It also includes a maximum fine of $2,500 on the first offense for loss of team equipment, and $1,000 for the first offense of using a controlled substance.

Agents and experts have spoken out about FSU’s detailed contract. One NIL agent stated, “They’re throwing everything they can and the kitchen sink.” Other experts expressed differing opinions about FSU’s approach to protecting its brand.

“Some of the concepts are pretty standard,” one agent who represents at least one FSU player said in the CBS Sports piece.

“But FSU is going about this far more aggressively than any school I’ve seen. I’m disappointed by the adversarial nature of these contracts.”

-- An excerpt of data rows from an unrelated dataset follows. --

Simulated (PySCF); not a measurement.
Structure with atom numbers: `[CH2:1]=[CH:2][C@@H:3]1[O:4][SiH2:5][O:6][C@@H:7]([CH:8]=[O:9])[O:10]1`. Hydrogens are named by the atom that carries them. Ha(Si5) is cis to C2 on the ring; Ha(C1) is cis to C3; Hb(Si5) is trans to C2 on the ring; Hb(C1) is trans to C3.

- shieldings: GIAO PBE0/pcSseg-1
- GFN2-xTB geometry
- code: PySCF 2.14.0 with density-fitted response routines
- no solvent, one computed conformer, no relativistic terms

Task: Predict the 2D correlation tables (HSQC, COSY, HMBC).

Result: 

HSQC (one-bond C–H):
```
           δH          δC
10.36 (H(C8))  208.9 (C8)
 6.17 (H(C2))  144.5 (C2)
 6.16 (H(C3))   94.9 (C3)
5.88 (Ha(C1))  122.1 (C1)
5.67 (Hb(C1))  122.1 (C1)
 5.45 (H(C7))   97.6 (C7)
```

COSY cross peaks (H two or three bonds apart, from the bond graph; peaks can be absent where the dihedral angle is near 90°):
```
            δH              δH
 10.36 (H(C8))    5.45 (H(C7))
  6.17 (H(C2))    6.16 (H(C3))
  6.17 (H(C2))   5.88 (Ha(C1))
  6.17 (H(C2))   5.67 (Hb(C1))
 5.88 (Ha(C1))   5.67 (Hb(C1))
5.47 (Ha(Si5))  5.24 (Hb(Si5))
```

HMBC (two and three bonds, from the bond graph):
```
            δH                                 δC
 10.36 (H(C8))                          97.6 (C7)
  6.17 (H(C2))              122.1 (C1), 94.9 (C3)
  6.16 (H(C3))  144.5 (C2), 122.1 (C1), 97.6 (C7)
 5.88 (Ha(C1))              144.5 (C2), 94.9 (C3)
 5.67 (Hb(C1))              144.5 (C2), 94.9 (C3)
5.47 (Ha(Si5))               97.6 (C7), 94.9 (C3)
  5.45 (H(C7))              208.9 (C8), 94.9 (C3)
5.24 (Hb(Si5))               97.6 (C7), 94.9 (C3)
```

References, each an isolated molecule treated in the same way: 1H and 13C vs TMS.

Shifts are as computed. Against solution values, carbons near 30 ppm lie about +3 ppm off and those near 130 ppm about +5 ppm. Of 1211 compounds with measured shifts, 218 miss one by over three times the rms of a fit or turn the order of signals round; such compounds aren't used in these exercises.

Florida State issues statement on questionable revenue-sharing contract

Florida State’s spokesperson offered a statement via CBS Sports that was also shared with the Tallahassee Democrat about the questions and concerns regarding the provisions of the revenue-sharing contract:

“As we enter into a new age of collegiate athletics, Florida State has put together an agreement that provides deliverables and expectations for all parties. Each individual situation will be unique and the hypotheticals are impossible to predict. However, we are committed to continuing to provide an elite experience for our student-athletes in all aspects of their collegiate career. Florida State is looking forward to the mutually beneficial partnerships with our student-athletes in this new era.”

As an FBS conference, FSU is permitted to share $20.5 million in revenue. Some football programs are expected to receive 75% of the budget, with men’s basketball expected to receive the second biggest share of funds. The remaining will be split among each university’s respective sports.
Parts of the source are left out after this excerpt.